On Fri, Apr 3, 2015 at 12:01 PM, Solar Designer <solar@...nwall.com> wrote:
> I'm not an expert in cryptocurrency issues, but from what I heard so far
[...]
> around 2 MB currently.  Maybe an expert would chime in.

If I must. I wasn't going to respond on Bitcoin things-- they're
largely out of scope, for this list (for reasons I'll explain now
below).

On Fri, Apr 3, 2015 at 12:34 PM, Dmitry Khovratovich
<khovratovich@...il.com> wrote:
> The things are a bit different. Transactions are hashed and
> ECC-signed, and indeed they must be verified fast. Still, an ECC
> signature check takes about 1/1000-th of a second, and the current
> rate of 700 transaction per block means that the total verification
> takes almost a second already.

This is pretty far off the mark.

Little to no signature verification occurs when a new block is
received from the network because virtually all signatures have been
long since verified when the transactions were originally relayed.
The only signature verification required is whatever small is required
from transactions that hadn't (yet) made it there.

Typical block processing time on the Bitcoin network is a a few tens
of ms including things like disk I/O.

[As an aside, state of the art verification of secp256k1 on a 3.2GHz
desktop cpu is around 70,000 verifications per second]

Additionally, a large fraction (probably a vast super-majority) of
participants in the Bitcoin network use simplified payment
verification (SPV; see section 8 of the Bitcoin whitepaper).

SPV nodes have a reduced security model which does not autonomously
validate the integrity of the data in the network. They do not
transfer or verify signatures at all, excepting for transactions which
are probably related to them.  They must, however, verify the proof of
work in order to gauge the consensus of the computational majority via
the longest (most work) chain rule.

Right now a SPV node synchronizes with the Bitcoin network in a few
tens of seconds. A POW which took 1 second to verify would take the
initial startup from seconds to over four days. (Thats four days of
computation on top of whatever other work the system is doing, e.g.
basically on top of the tens of seconds for as SPV node; or on top of
about 3 hours of computation for a full node.) This would make things
like secure phone wallet apps completely unusable.
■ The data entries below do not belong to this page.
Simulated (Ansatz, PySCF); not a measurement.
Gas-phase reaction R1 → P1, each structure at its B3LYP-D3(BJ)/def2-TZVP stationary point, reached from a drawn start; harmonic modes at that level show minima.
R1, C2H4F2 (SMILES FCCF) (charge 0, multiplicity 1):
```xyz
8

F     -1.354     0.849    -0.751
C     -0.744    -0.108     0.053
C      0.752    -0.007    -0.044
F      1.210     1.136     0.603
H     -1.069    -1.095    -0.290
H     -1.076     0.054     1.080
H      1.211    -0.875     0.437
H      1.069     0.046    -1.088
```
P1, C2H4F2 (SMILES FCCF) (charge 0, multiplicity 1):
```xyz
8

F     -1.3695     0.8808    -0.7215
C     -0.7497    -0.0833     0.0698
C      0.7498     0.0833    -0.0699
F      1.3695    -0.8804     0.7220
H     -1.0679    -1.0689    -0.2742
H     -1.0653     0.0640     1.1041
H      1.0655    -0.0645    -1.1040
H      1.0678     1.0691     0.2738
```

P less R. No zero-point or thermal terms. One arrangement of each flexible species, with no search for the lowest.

SPV is also used for small embedded devices.  In theory, one could be
constructed using only a few hundred bytes of dynamic ram (and the
assistance of an untrusted network peer), and many interesting
applications-- such as "smart property" the automatically transfers
its ownership based on payments in the Bitcoin network-- require SPV
functionality inside small embedded devices or the verification of SPV
data inside a zero-knowledge proof.

> However, mining is different, you do not hash transactions there, you
> just hash a singe nonce. Spending 1 second for block hashing means
> that the total block verification would take 2 seconds instead of
> current 1. Not a big deal, blocks appear every 10 minutes (in Bitcoin)
> anyway.

The time between blocks is exponentially distributed with a mean value
of 10 minutes. There is substantial variance between times and there
_must_ be for the network to converge on a single state; the expected
value must be many times larger than the propagation delay of the
network to deliver convergence in a reasonable amount of time.  Adding
a substantial delay also reduces the good-put of the network and would
confer an advantage to a consolidated high power attacker,
effectively, it makes the system not progress free (the attacker gains
ground during the time everyone else is off working on their own forks
because they've not yet learned and verified the best state).

A one second POW verification delay would also not just result in a
one second delay to block propagation, however-- it would result in a
one second delay per-hop through the network as verification of the
proof of work is the only real defense against denial of service
flooding attacks using blocks. This would increase the network radius
to several seconds; which would be enough to cause user visible
network faults (large state reorganizations) even with a ten minute
mean time and absent any actual attacker, given Bitcoin's current
network topology.

So I think this subject is mostly moot because the functions discussed
here are largely unsuitable for this application space; and (less
severely) not very suitable for hashcash in general. It's critically
important for this application that proof creation and verification be
highly asymmetric. Iterating a fast cryptographic hash function
against a hard to meet test achieves that goal very well. There are
additional considerations: The function chosen must be largely
approximation free (it must not be possible to produce a faster
defective implementation) a difficult consideration which is much less
important for password hashing, and it must be possible to randomly
generate instances with known, uniform, difficulty (e.g. requiring
uniformity of the outputs), even in the face of approximation and
optimization. etc. The decentralized property of the system also
requires that as many participants as possible are running their own
node software (SPV or, preferably, full) rather than trusting third
parties-- which hardly seems likely if running a node results in
gigabyte-scale memory spikes for verifiers.

Some people, like John Tromp, have been exploring the space of other
kinds of POW functions that achieve properties like using memory
hardness while minimizing the harm against other considerations here;
but this is specialized work and heads off in a very different
direction than PHC. (I have doubts about how worthwhile those efforts
are either, but at least they're done with a careful mind to the
application requirements and tradeoffs by someone who understands
them).

I have no doubt there will be new "cryptocurrencies" that pick up
anything output from here and stir it with a mishmash of half
understood technobabble and some other transparently broken
cryptography or outright backdoors, in an effort to generate another
speculative asset pump-and-dump-- as we've seen in the past. But the
security and functionality of these systems is largely irrelevant to
their market success, so any technical considerations to serve them
are likely a waste of time here.

The space of trying to be a good password hash is for authentication
hard enough, maybe being a good hardening KDF isn't too much to ask.
But going into crypcurrency work functions is a big step in
requirements in an area which is new, not well understood, and heavily
misunderstood (including the kind of financially convenient
misunderstanding which is especially hard to deal with).